It’s been a tough winter in the Nation’s Capital, with a chain of storms, sustained bitterly cold temperatures, and the recurring threats of federal government shutdowns.

But while more seasonable weather may go a long way toward ameliorating at least two of those woes, recovery for the District of Columbia’s $3 billion streetcar project may prove more difficult.

Envisioned to complement the District’s existing bus and light rail public transit options, the DC Streetcar system has undergone the same squabbles and evolutionary pangs that tend accompany most major urban transportation projects, particularly in the financing arena. The 2013 start of construction on the 2.4-mile H Street line appeared to indicate that the program, planned to grow into a 22-mile network over the next two decades, had finally gained some traction.

But concerns about financing both rolling stock and future expansion, safety issues with vehicles and pedestrians, and a controversy over the location for the car storage facility, continued to beleaguer the project up to and past its scheduled November 2014 start-up date.

While the H Line awaits the Federal Transit Administration’s certification for passenger service, streetcars have been operating then as part of a protracted testing and simulation program, making it something of a “ghost” system.

Then, February 21 happened.

With the streets and curbsides once again constrained by yet another snow and ice storm, several cars were left parked closer to the streetcar right of way than the drivers may have realized. During yet another of those test runs, the streetcar operator apparently overestimated the amount of clearance, clipping one parked car’s mirror and damaging another's door and fenders..

A few hours later, a small fire erupted on the roof of the streetcar. The brief incident is currently under investigation with the manufacturer.

What might have been a bad night has since gotten worse for the Streetcar system, rekindling the debate about whether the project moved forward too fast, or if it should've moved forward at all. Newly installed District Department of Transportation (DDOT) director Leif A. Dormsjo has vowed to conduct a thorough review of the project, including an outside assessment by a team of experts selected by the American Public Transportation Association.

“We’re not planning for failure,” Dormsjo told the Washington Post.  I’m trying to prudently and responsibly prepare the service to be started. But if I can’t get to that point, I’m not going to be enchanted by some philosophy of transit that leads me to do something that doesn’t make sense.

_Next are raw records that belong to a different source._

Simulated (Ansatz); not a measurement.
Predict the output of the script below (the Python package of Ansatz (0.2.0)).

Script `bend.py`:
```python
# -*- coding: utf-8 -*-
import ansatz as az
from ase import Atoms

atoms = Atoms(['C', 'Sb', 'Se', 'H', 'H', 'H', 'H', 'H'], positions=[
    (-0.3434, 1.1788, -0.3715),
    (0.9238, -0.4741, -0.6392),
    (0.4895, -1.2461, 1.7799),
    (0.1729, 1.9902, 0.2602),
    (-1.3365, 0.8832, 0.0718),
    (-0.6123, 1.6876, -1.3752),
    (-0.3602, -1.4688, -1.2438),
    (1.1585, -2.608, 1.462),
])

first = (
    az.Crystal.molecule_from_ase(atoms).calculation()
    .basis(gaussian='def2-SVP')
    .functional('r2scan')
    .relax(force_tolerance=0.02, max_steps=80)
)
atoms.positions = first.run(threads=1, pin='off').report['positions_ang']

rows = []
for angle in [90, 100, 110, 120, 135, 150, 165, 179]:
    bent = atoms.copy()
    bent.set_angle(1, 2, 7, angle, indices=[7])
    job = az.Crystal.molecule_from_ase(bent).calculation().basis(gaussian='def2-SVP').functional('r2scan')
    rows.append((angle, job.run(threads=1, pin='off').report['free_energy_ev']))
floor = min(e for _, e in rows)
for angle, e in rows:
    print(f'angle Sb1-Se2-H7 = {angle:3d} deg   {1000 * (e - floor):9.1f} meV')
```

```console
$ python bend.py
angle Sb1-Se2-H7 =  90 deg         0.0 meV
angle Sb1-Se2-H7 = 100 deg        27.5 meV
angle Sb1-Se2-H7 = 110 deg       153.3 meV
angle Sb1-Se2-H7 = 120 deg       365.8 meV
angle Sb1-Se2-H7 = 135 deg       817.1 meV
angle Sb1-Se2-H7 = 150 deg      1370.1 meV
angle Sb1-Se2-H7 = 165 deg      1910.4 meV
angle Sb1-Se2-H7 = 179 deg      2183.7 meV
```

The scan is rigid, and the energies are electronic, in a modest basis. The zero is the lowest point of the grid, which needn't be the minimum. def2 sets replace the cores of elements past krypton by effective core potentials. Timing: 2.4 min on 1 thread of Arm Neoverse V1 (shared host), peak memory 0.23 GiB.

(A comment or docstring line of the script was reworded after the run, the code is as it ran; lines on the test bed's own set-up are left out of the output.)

Dormsjo added that while the District had already invested more than $200 million in the system, “It’s not a good outcome for that to be squandered. But at the end of the day, it has to work, it has to be safe, it has to have utility.”

The APTA team’s report, due in the Spring, may provide some clarity about the breadth and depth of the DC Streetcar system’s problems. It will then be up to DDOT and other District agencies to decide whether the “ghost” line can be turned into a living, functioning transit system, or like February’s snows, it will simply disappear.